I have been riding my bicycle on a route between Indy and Lebanon nearly everyday day recently. Often I am in downtown Indy or on other roads where I encounter heavy traffic loads and ride within close proximity to the vehicles. People whom I know sometimes tender their unsolicited advice about my safety. For many it is not without validation as I was once nearly killed in a collision with a vehicle. Still, their concerns are often based upon false pretenses or illogical conclusions.
I may straddle the white dashed lines or the solid yellow lines in a roadway as I weave my way through traffic. Sidewalks, alleyways and being tightly juxtaposed to turning vehicles allows me to get throughout downtown at a more rapid pace than most vehicles. I do all this riding without a helmet. That is a result of my paradigm for which I approach helmet usage based upon my introduction to bicycle helmets.
In the mid 1980's I was licensed by the United States Cycling Federation as an amateur cyclist. At my pinnacle I competed in about 100 races per year and rode about 500 miles in a typical week. In the few years of doing this I crashed three times. The final being the one where doctors stated that if I lived through the night I would survive. I was unconscious for about half a day. My rating on the Glasgow Coma Scale was low but the effects still remain. I was not wearing a helmet at the time of the collision.
So as I am riding along Lafayette Avenue heading to Lebanon a week ago I started thinking about helmets. I had been watching the final stages of the Tour de France and noticed nearly all of the riders wore helmets. When I was a professional cyclist such was not the case. Helmet usage by professionals was a rarity.
The exclusion of helmet usage by professionals is what hastened my ascent from an amateur cyclist to being licensed by US Pro as one of the less than 200 professional cyclists in the United States. The catalyst was the adoption of a helmet usage mandate by the United States Cycling Federation which was the governing body of amateur cyclists in the United States. The policy was a direct result of input from and consultation with insurance and legal professionals, not cyclist.
What all of these brilliant minds had acquired in formal training in their respective fields fell well short of what they lacked in intelligence, but such is often the case. It was the safety of those of us who were out there racing through the streets of our cities and winding roads of the countryside whom these academically astute consultants had no concern about. What they were unable to see was unintended consequences. They had no vision beyond that for which they had be guided through unsupported premises and theories and their end goal of providing the appearance of having a proactive safety policy.
Unintended consequences is a factually based result. This science requires its adherents to have the ability to think abstractly. It is this thought process that I applied to the helmet issue in 1989 and that which I still apply in life coaching today.

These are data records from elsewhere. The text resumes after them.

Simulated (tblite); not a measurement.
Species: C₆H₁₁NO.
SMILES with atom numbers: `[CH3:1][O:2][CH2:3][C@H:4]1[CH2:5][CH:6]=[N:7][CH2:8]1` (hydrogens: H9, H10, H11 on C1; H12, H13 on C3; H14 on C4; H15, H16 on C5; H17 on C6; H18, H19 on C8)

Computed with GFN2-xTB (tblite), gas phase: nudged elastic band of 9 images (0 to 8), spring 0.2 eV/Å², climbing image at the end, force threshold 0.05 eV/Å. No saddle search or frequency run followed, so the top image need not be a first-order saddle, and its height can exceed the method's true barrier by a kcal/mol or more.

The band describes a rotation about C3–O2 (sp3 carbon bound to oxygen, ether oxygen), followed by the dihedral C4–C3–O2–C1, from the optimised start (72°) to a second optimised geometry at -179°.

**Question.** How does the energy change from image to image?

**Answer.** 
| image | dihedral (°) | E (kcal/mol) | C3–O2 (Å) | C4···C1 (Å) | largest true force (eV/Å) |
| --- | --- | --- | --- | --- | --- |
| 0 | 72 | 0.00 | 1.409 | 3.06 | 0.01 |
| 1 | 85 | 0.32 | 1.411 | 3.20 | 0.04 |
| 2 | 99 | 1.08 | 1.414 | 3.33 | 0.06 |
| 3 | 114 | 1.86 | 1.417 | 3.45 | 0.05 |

In 1989 the typical bicycle helmet was a modified version of a motorcycle helmet. It weighed about 3-4 pounds, completely encased the head with a hard styrofoam packed into a hard plastic shell with chin straps. The helmets impaired both visual and auditory input.
So here is the spoon-fed version of the helmet issue; 1) Cyclists get involved in collisions with each other or vehicles; 2) sometimes their heads come into contact with the vehicles or ground; 3) some of these contacts result in brain injuries or death; and finally 4) helmets reduce the severity of the impact and can reduce brain injuries or death in those cases.
Here is the unintended consequences version of the helmet issue.
Riders who were dislodged from their bicycles had a four pound weight attached to their head for which their necks had not been sufficiently reinforced to withstand the sudden acceleration or deceleration associated with the collision. This resulted in more neck injuries and more cranial contact with the ground.
Since these helmets impaired both visual and auditory input the cyclists were then more likely to collide with each other or vehicles which they could not see or hear. Thus, there were more collisions from which the helmets could “save” these cyclists from severe injury or death.
The solid shell design of these helmets resulted in no airflow around the scalp. Anyone who has engaged in high intensity workouts in the heat is keenly aware of the necessity for cranial airflow to help cool the body. This obstruction of airflow reduced the body's cooling capacity. Since racing 100+ miles in temperatures often exceeding 90 degrees was not uncommon incidents of heat stroke or passing out increased. The reduction in brain functioning or complete disengagement of the conscious mind because of heat related conditions led to an increase in wrecks.
In the end those who suffered from a cranial-rectal impaction who crafted such absurd policies rejoiced in the results of their misguided policy. For them they saw victory in that these cyclist who became much more dangerous that year and crashed more often were being saved from more severe injuries or death because they were forced to wear a helmet during these sanctioned events.
The wiser mind finds no solace in creating a danger from which to save someone. The professionals continued to race without these helmets and did so without harm.
If you allow yourself to be conditioned to accept the directed purpose and consequences of actions then you will continue to suffer the unintended consequences. He who has the wisdom to see past the disinformation of carefully worded marketing campaigns can excel in life. If you have read this and gleaned something new about the purported safety of bicycle helmets then it may be time to become a student of self-fulfillment.